Investors cautiously optimistic in Singapore as they bid farewell to profitable stock market in 2009
www.chinaview.cn 2010-01-07 14:36:30   Print

    SINGAPORE, Jan. 7 (Xinhua) -- The Singapore stocks market experienced ups and downs and ended on a high note in 2009. For 2010, traders are cautiously optimistic and believe the year will be benign.

    On Jan. 2 of 2009, the first trading day of 2009, Singapore's benchmark Straits Times Index (STI) kicked off with a 3.9 percent increase, closing at 1,829.71 points. Following a good start, the benchmark rode on a roller-coaster and tumbled to 1,457 points in March.

    The STI restored some strength after that but slumped again on May 21, when the benchmark dropped 2.57 percent, closing at 2,210.97 points.

    On Dec. 31, the last trading day of 2009, the shares prices jumped 17.86 points or 0.62 percent with the STI capping the year at 2,897.62 points. This is also the best performance since August2008.

    Compared with the final trading day of 2008, the STI increased 1,136.06 points, up 64.5 percent in 2009. This is a feat almost any analyst would have regarded as an unlikely situation when trading kicked off on a dismal note a year ago as the STI decreased 49.6 percent for the whole year of 2008. Looking at the bigger picture, the STI has gained a modest 15 percent in the past10 years.

    It was also a stellar year for the Singapore Exchange (SGX) in terms of market capitalization. It brought the value of all the listed firms here to 690.6 billion Singapore dollars (about 497 billion U.S. dollars) in 2009, a whopping 75.7 percent up on the level of 393 billion Singapore dollars (about 283 billion U.S. dollars) at the end of 2008.

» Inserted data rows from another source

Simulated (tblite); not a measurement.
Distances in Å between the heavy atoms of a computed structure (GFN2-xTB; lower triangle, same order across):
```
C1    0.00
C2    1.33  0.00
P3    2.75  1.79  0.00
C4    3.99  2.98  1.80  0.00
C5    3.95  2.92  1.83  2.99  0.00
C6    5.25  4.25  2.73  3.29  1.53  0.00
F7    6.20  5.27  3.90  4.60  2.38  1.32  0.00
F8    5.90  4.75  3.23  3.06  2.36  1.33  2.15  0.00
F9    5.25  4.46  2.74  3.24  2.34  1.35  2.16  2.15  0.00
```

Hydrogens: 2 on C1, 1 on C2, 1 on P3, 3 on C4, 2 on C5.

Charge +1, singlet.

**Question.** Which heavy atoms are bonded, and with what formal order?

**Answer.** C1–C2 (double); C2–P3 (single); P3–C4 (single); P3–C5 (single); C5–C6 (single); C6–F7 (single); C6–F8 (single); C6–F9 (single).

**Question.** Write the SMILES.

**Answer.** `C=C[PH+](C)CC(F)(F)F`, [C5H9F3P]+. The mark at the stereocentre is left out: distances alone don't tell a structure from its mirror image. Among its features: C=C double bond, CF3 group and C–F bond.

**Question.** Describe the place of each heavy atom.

    Singapore's good year was underpinned by top blue chips that rode on the global recovery. Banking and property stocks were responsible for much of the increase, as they gained on increased demand for real estate and fewer bad loans.

    However, the SGX saw a lean year for initial public offerings (IPOs) in 2009. New listings here have been dwindling since 2007, when a record of 5.3 billion U.S. dollars was raised from 61 listings. In 2008, only 30 companies went public here, with the amount raised sinking to 1.21 billion U.S. dollars. In 2009, a total of 2.35 billion U.S. dollars were raised with 23 issues.

    In terms of the Chinese listing companies, the year 2009 was not very satisfactory for the S-chips. As of the end of 2009, there were a total of 149 Chinese companies listed in the SGX with the Yangzijiang Shipbuilding being the largest listing Chinese firm here.

    For 2010, traders here are cautiously optimistic about the outlook. They think that the STI will rise in the first half of the year in general and may decrease in the second half of the year. The STI may peak at 3,400 points in the year.

    In the first several trading days of 2010, the STI fell a slightly 3.07 points or 0.11 percent on Jan. 4, closing at 2,894.55 points. But it managed to climb above 2,900 points on the following day and rose another 10.21 points or 0.35 percent on Jan.6, ending a new high at 2,930.49 points.

    Based on a fresh start, the Singapore bourse is expected to make new progress in the months ahead as the world economy is gradually standing up from the financial crisis.